# Unsupervised Image-image Translation(UNIT) TensorFlow Implementation

In [3]:
import tensorflow as tf
from collections import OrderedDict

In [4]:
#Funciton to chose the activation function
def activate(linear, activation='leaky_relu'):
        if activation == 'sigmoid':
            return tf.nn.sigmoid(linear)
        elif activation == 'softmax':
            return tf.nn.softmax(linear)
        elif activation == 'tanh':
            return tf.nn.tanh(linear)
        elif activation == 'relu':
            return tf.nn.relu(linear)
        elif activation == 'leaky_relu':
            return tf.nn.leaky_relu(linear)
        elif activation == 'linear':
            return linear

In [5]:
def gaussian_noise_layer(input_layer, std=1.0):
    with tf.name_scope("gaussian_layer"):
        noise = tf.random_normal(shape=tf.shape(input_layer), mean=0.0, stddev=std, dtype=tf.float32) 
        return tf.add(input_layer, noise)

In [6]:
def batch_normalization_layer(input_layer):
    with tf.name_scope("batch_norm_layer"):
        dimension = input_layer.get_shape().as_list()[-1]

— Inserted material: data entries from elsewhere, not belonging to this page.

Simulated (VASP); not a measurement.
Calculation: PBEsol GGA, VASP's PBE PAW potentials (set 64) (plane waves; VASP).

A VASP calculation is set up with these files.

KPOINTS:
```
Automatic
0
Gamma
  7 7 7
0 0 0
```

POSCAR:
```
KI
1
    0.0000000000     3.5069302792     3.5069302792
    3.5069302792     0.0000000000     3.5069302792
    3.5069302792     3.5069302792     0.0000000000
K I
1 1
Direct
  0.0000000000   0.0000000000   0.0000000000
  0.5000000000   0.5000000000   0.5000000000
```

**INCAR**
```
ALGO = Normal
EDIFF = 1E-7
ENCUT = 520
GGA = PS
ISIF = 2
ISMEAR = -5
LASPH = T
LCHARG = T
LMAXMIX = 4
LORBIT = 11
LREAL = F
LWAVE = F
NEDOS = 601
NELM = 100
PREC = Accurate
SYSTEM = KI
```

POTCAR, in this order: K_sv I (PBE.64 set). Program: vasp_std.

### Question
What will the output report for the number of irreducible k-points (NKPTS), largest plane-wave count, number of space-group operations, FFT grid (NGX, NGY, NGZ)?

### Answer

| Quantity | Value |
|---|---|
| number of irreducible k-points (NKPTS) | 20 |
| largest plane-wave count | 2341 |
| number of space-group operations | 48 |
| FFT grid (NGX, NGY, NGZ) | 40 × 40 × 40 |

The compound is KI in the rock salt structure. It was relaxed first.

        mean, variance = tf.nn.moments(input_layer, axes=[0, 1, 2])

        beta = tf.Variable(tf.constant(0.0, shape=[dimension]))

        gamma = tf.Variable(tf.constant(1.0, shape=[dimension]))

        bn_layer = tf.nn.batch_normalization(input_layer, mean, variance, beta, gamma, variance_epsilon=1e-10)

        return bn_layer

In [7]:
def create_conv_layer(input_layer,     # The previous layer.
                   filter_size,        # Width and height of each filter.
                   num_filters,        # Number of filters.
                   use_pooling=False,  
                   pad = [],
                   strides=[1,1,1,1],
                   deconv=False,
                   out_shape = [],      # Output shape in case of deconv 
                   batch_normalization=False,
                   activation='leaky_relu'): # Use 2x2 max-pooling.

    
    num_input_channels = input_layer.get_shape().as_list()[-1]
    # Shape of the filter-weights for the convolution. 
    # This format is determined by the TensorFlow API.
    if deconv:
        shape = [filter_size, filter_size, num_filters, num_input_channels]
    else:
        shape = [filter_size, filter_size, num_input_channels, num_filters]

    # Create new weights aka. filters with the given shape.
    weights = tf.Variable(tf.truncated_normal(shape, stddev=0.05))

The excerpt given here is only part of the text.